After a game of curling, physicist Mark Shegelski likes to sit down with his buddies and play a little game.
“I would say, ‘Hey, hey, before you pour the beer’ — because you have to drink beer after every game of curling, right — ‘before you pour the beer, let me just show you something,'” Shegelski said. He would grab the empty beer glass, turn it upside down and place it on the table.
Pretending like he was concentrating hard, Shegelski would send the glass down the table. As it travelled, the glass would rotate clockwise and move gradually to the left.
It was the exact opposite to how a curling rock would move, and Shegelski’s fellow curlers would be dumbfounded.
“They were just like ‘How? What’s going on?’ And for them, this was baffling. Why was the drinking glass going the wrong way?” Shegelski said. “But for me, it was the other way around.”
For Shegelski, a physicist that researches quantum mechanics at the University of Northern British Columbia, the curling rock was the mystery. Unlike a drinking glass, which curls (or moves to the side) in the opposite direction that it rotates, a curling rock will curl in the same direction of its rotation.
“From a physics point of view, it’s easy to understand the drinking glass,” he said. “It’s harder to understand the curling rock.”
Easy is a relative term of course, but the basics of drinking-glass physics can be distilled into a few sentences.
As the glass moves forward, friction increases at the front of the glass. Friction is what slows the glass down and brings it to a stop. But the glass is also rotating, moving in a clockwise pattern. Because the front of the glass is moving to the right (and the right side is moving slower because of it), there will be more friction on the left as it pushes against the table.

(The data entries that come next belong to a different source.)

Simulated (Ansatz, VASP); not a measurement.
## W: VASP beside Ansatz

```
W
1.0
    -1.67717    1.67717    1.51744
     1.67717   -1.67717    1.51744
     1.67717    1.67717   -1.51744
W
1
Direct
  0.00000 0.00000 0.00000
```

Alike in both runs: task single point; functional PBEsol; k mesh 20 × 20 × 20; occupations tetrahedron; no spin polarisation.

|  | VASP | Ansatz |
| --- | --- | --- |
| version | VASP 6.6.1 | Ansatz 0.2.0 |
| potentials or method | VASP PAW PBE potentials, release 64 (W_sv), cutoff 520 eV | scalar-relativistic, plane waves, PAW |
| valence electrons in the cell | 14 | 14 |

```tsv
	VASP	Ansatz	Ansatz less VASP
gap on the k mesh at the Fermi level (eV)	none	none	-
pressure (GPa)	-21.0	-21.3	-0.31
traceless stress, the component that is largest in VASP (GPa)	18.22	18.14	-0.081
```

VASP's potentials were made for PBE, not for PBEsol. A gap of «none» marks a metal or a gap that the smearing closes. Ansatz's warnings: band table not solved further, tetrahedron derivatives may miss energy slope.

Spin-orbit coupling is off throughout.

This means that the place with the most friction on the glass will be the front-left portion — which is why the glass curls to the left.
But with a curling rock, those rules of physics don’t seem to apply. Instead of the rock being drawn in the direction of the most friction, it curls away from it.
That perplexed Shegelski as a grad student, and prompted him to dabble in some of the science behind the sport from the late 1990s to the early 2000s. But it was research that was just for fun, and he dropped it for about 10 years.
When he came back to it, he partnered with Edward Lozowski, a physicist at the University of Alberta and the “king of the physics of ice” according to Shegelski. Together, they came up with a theory that could explain the reason behind the unusual movement of curling rocks.
“I was just thinking, what’s the easiest way to make the rock go sideways,” Shegelski explained. “I thought, if when you shot the rock, suppose it’s stuck in the right-hand side, and rotated for a bit … Then suppose that stickiness broke and it slid the rest of the way straight down the ice.”
“So then I though, well what if you have a whole bunch of brief times where it rotates and changes its direction.”
The concept, which Shegelski and Lozowski dubbed the “pivot-slide model” uses the bumpiness of curling ice as a key part of the theory. As the curling rock travels and rotates, it will catch on the multitude of bumps covering the ice. Each bump that pulls it to the right will result in the rock curling towards the right.
Of course, it is hypothetically possible the rock could curl to the left using this model, but that’s not likely to happen.
“We think there are sticky events or pivoting at different points around the rock,” Shegelski explained. “But the bottom line is that pivots on the left side and pivots on the right side cancel each other out.”
Because of the rotation, the movement isn’t “the same left and right,” he continued.
“So as a result you get more pivoting on the right-hand side. That’s what dominates and governs the way it moves.”
For Shegelski, it was a eureka moment, especially now that other experiments have given credence to his and Lozowski’s theory. But there is still more to learn.
Take the distance a rock curls for example. Normally, a rock will curl about a metre as it travels up the ice; this remains true whether it rotates two times or 60 times as it travels. But get the rock to rotate 80 times? Then suddenly the curling rock will move two metres to the right.
In another experiment, Shegelski found that if he shot the rock on hockey ice, and made it rotate quickly while sliding slowly, it would curl in a spiral pattern.
“This is why I say these rocks are amazing, the things they do,” Shegelski said. “You’re just looking at this and you’re just shocked.”
Shegelski and Lozowski will continue to work on the physics of curling, but only in their spare time. They have other research projects after all, and curling rocks will continue to move in mysterious ways, no matter how thoroughly they are researched.
“That’s one of the things I love about physics,” Shegelski said. “You think you get it all figured out, and then you try something and it goes exactly opposite to what you expect.
“And then you sit down and you say ‘Why does it do what it just did?’
“And by thinking enough, most of the time you can figure out the answer and realize if you really would have thought about it really carefully … you would have realized you were going to get this surprising result.”